Indian tennis star Sania Mirza, on Saturday, said she has had a ‘solid year already’ and hopes to build on it with her new women's doubles partner – Yaroslava Shvedova of Kazakhstan.
Sania's partnership with Czech Republic's Barbara Strycova came to an end a few weeks ago due to a ‘difference in priorities’.
Her partnership with Strycova lasted 10 tournaments. The Indian had earlier parted ways with Swiss ace Martina Hingis.
"I have had a solid, solid start to the year. I have already played a Grand Slam final (mixed doubles at Australian Open), a title (in Brisbane), some finals (Miami, Sydney) and a bunch of semifinals. I am very critical of myself and always feel I can do better, no matter what and possibly win more titles," Mirza said.
On joining forces with Shvedova, she said, "I have known her forever. She is a great girl, has won Grand Slam titles. I hope it won't take us long to gel well. She is a very powerful player and plays on the backhand side of the court. We can hopefully enjoy ourselves on the court and also produce good results."

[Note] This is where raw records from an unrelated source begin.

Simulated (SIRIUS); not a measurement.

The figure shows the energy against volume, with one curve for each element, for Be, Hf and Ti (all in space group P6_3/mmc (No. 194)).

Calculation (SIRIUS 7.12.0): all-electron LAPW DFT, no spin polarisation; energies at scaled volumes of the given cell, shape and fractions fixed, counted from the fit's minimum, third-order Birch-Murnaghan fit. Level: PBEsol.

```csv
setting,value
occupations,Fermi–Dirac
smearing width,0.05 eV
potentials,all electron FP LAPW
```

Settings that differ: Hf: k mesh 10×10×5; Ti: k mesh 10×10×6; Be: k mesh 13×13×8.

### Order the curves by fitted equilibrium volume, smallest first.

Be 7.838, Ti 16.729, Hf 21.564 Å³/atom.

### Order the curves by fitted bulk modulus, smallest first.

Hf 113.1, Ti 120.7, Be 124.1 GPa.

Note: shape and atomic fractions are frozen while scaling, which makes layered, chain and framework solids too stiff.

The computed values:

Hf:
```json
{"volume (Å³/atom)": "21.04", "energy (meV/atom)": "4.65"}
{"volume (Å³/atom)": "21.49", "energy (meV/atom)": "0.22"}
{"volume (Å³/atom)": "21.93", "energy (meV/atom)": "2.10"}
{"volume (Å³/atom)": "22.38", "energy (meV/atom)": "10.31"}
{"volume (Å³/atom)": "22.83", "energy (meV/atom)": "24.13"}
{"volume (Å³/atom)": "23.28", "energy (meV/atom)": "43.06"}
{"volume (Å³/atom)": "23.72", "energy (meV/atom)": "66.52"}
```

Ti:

"We have committed till Wimbledon for sure and probably for the rest of the season," she said when asked about her plan for the future.
Mirza, who started the year as the No 1 ranked player, has slipped to seventh after having claimed just one title so far in 2017. She will be playing in Madrid with Shvedova and expects a change in fortunes.
"I leave for Madrid on May 2 and practice for a few days before the event there. After the good run with (Barbara) Strycova, I hope to have the same success (with Shvedova)."
To a query as to why she ended the partnership with Strycova, Mirza said, "We had different priorities. Barbara is very good in singles and when she has a deep run in both singles and doubles at a tournament it becomes tough.
"She has to play eight-nine matches week after week and was getting very tired. We were not able to win for certain reasons. Priorities were different and we felt it was time for a mutual break."
Asked if she had, at any point of time, regretted ending her singles career early, Mirza said, "No. Physically I couldn't do it anymore and that's why I stopped (playing singles).
"It was the toughest decision at that time. In hindsight it was the best decision I could have taken. I have enjoyed success in doubles and have been undisputed No.1 for two years."
The 30-year-old, who was in the city to inaugurate an exhibition, organised by her sister Anam, said she hardly cares for criticism but personal attacks on social media are irksome.